Osborne’s mini-budget, spewed forth in the House of Commons the day before the two million-strong one-day public sector strike over pensions, is a big ‘fuck you’ to the majority of the population of the UK. In response to an imminent double-dip recession, and the potential collapse of the Euro, with its cuts in tax credits and its multi-year 1% public sector pay limit brazenly redistributing wealth away from the poor to the very wealthy, he has lit the fuse to a social explosion that will undoubtedly be very different from the lumpen nihilism of the August riots. This is a provocation to the organised working class, an incitement to strike, and also an incitement to those outside of the trade unions to get organised!
The Cameron myth of ‘we’re all in it together’ looks pretty sick now. This is an even more brazen assault on the vast majority than the Poll Tax, or the Social Contract wage cuts under the 1974-79 Labour government which turned on the working class at the very dawning of neo-liberalism. The latter, however, was not initially presented as an attack on the majority, but as a trade-off for social reform that never materialised. There is nothing of the trade-off in Osborne’s latest package, not even the ‘cuts for growth’ trade-off that the coalition was promising earlier. Going beyond pension cuts to years long-pay freezes and benefit cuts in the face of unpredictable and high inflation, is a brazen incitement to workers to combine together and smash the pay limits.
It may not come immediately, but an explosion surely must come in the medium term. The two main countervailing factors are the anti-union laws, and the electoral cycle. But in a real explosion of anger from below, if it were wide enough, these laws would be worth very little. Years of planned austerity, going on beyond this parliament, put the coalition in an extremely difficult position as they now plan still to be cutting when they go to the polls in 2015. The Labour Party under Milliband promises very little, but may shift rhetorical gears if and when something kicks off simply in order to protect its left-flank from any possible challenge.

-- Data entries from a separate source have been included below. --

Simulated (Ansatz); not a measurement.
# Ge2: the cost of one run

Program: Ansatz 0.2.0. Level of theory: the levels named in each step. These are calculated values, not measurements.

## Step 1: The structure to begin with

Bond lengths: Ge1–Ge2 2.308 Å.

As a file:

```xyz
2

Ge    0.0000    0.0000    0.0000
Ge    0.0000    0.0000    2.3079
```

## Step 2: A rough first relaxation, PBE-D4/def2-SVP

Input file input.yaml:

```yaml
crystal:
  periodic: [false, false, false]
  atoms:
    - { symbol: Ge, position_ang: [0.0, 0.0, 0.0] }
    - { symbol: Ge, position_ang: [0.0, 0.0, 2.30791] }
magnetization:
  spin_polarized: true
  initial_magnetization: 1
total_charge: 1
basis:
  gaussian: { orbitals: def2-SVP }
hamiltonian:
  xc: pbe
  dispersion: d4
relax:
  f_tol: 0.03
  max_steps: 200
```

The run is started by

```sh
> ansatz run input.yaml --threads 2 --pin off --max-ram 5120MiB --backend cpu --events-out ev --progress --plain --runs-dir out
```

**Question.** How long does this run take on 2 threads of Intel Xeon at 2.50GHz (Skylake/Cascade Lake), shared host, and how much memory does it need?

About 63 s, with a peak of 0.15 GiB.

Millliband’s barely social-democratic profile could perhaps be expanded a little under pressure from the base of the unions. It is also likely that the closer we get to the end of this parliament, the more restive the Lib Dems will become, fearing being finally dragged down to electoral oblivion by Cameron and Osborne. Such signs of weakness while trying to impose years-long austerity could be the signal for real resistance from below, most likely in the form of a strike wave.
The Occupy London movement, part of the whole international phenomenon of soclial protest flowing, at least at the start, outside of the framework of seemingly moribund trade unions, is another sign of an explosion to come. But it comes under conditions which threaten to make trade union action of burning relevance again to millions who have hardly looked to them since the defeat of the miners in 1984-5, or in some ways even earlier.
But on its own, trade unionism also has its dangers, and cannot solve the overall problem. Indeed, a successful trade union rebellion that swept away this government would then again confront the same problem that happened in 1974. The Labour Party. After the greatest working class upsurge and victories in the 20th Century, Labour under Wilson and Callaghan bailed out capitalism politically and sought by stealth, with the help of the pro-capitalist trade union bureaucracy, to restore capitalist profitability by means of a steady erosion of working class living standards.
This led by massive demoralisation in the working class, a wave of racist sentiment that led to a frightening growth of fascism, and then Thatcher was able to take advantage of this to inflict major defeats on the working class and the whole idea of socialism.
But in those days, market fundamentalism was a rising trend in bourgeois terms. Now it is deeply discredited. Labour’s prolonged crisis, never resolved, is fundamentally a product of the failure of those days, the failure of reformism to deliver real reforms. Blair tried to resolve that by doing away with the reformism, but that adoption of market fundamentalism with a (barely) human face, even writing it into the Labour Party constitution, just led to Labour overseeing a major, world-historic capitalist failure in 2008-10.
The political vacuum to the left of Labour is thus as wide as ever. We need a real party, not a sect like any of the existing far left groups, that can politically organise and represent our class, develop a genuinely socialist economic and political programme in collaboration with others around the world, and fight to bury capitalism, not save it. How we do that has to be a matter of sustained debate and activity, looking to a new left party initiative that can take things in that direction.
At the moment, the only formation that even hints at the need for a new party is TUSC. But this is not a party: it may be a bridge to one but that is not clear and in any case any evolution towards that is likely to be complex. Among the main political aims of this blog is promoting the kind of discussions that will help in solving this problem, which is the main problem facing socialists today.